Observations and musings spill forth from life in the advertising trenches at the oasis.

Tuesday, June 24, 2008

Advertising in the Desert

Excerpt from David Poulos article in EZine
Myth #1 - "Our brand is strong enough not to need support for the duration of the downturn."
Fact: Few brands are strong enough to survive without advertising. Brands are like delicate houseplants - they need attention, support, bolstering, and polishing, (the marketing equivalent of nutrients, light and water) - or they will wither and shrivel to a shadow of their former self. This is not a position you want your brand to be in when the growth engine for the economy revs back up.

Myth #2 - "If we cut back on marketing spending, we can use the money for other things internally, and increase the budget when things get better."
Fact: Studies have shown that once that budget gets cut, it takes a herculean effort and a strong internal champion to boost it back to its former levels, and even if it does increase, there are much stronger conditions of ROI attached to its implementation. Once those funds are allocated elsewhere, they tend to stay there - that other department doesn't want to give them up either.
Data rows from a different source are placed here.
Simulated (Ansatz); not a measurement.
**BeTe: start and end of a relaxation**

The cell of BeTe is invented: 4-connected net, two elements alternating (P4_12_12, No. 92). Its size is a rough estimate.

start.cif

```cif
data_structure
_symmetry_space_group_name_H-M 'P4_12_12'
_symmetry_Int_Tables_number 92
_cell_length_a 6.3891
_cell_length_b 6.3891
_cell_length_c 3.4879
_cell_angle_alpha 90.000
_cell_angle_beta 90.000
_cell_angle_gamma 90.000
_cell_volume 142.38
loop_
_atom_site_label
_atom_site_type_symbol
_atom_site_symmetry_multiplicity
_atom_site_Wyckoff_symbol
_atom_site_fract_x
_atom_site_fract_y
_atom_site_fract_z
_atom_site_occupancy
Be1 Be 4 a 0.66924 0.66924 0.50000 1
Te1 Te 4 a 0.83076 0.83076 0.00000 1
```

Myth #3 - "Nobody's buying anything, advertising and promotions are a waste of money."
Fact: Many studies conducted have come to the same conclusion: Those that reduce their presence in key service markets are in a far worse position in terms of profitability, market share and market competitive presence when the downturn eases and profitability growth returns than those that maintain their marketing activity levels. Those companies that are so bold as to increase marketing activity stand a great chance of taking market share from their less aggressive competitors and can rule the category if the downturn lasts long enough.

Myth #4 - "We can cut back [on marketing] now, and then ramp up quickly when things get better."
Fact: This strategy has proven disastrous time and again, especially for companies that have inefficiencies inherent in their design, or product delivery channel. That inefficiency won't allow them to "ramp up quickly", since by that very inefficiency they will effectively always be "late" when timing the market - they are not market leaders but laggards, and thus the ramp-up activity gets started late relative to the buying cycle, and their more nimble competitors have already beaten them to the punch.

Myth #5 - "We should examine what's working for us, and cut out everything else."
Fact: Good marketing departments should be doing exactly that on a perpetual basis, not just when times are tough. In addition, there should be metrics built into any campaign so there is a way to "take the pulse" of its success, and mid-course correction is possible to boost effectiveness and increase ROI on a continual basis. Further, in some channels, there is a cumulative effect that blurs perceptions of what's working and what's not - interdependencies exist between channels that are not planned or scheduled but that live in the customer's mind and trigger sales inadvertently. Cutting out what can't be measured accurately hampers this effect, dragging down results with no apparent reason.

Myth #6 - "Marketing spends more money than any other department, they have the most room to cut budget."
Fact: Return is really what counts when it's budget review time. Marketing is one of the few departments that can actually point to contributions they make directly to the bottom line. There is a proven cause-and-effect relationship between sales gross and marketing expenditure for larger and enterprise-size firms. Increased spending in the IT department might yield long-term benefits, but better servers don't often move more product, unless the product is server space. Cutting the marketing budget only reduces the opportunities available to build market share, boost product awareness and memorability in the mind of the consumer, and dampens profitability in the long run.

Myth #7 - "All of our competitors are pulling back advertising and media expenditures to save money, so we should, too."
Fact: This kind of lemming-like sheep thinking can destroy your company! Your Mom knew better than this when you used the excuse "All the other kids are going, why can't I?" Despite being competitors, their financials likely look a bit different from yours, and it's foolish to think that you can mirror their moves and be successful - at best you will be equal! The smart money here is being used to take market share from your more timid competitors, by increasing presence and exposure, and cutting other less-than-mission-critical expenditures for a short period to accomplish it.

Bonus! Myth #8 - "We should downgrade the quality of our marketing materials, use a cheaper creative agency, and mail out less frequently to save money."
Fact: You might save a very small incremental amount on cheaper paper, shorter, smaller brochures, cheaper handouts, smaller tradeshow giveaways - but the damage you're doing to your brand and the resulting poor reflection on the company as a whole does far more damage than can ever be repaired by spending those few dollars later to try and fix it.

Not to mention shaking the confidence of your customers by giving them a visual representation of how poorly your company is performing! "Gee, they must be in trouble, this looks like cheap junk. Maybe I'd better take my business to the other company that's likely to be around to support their products down the line."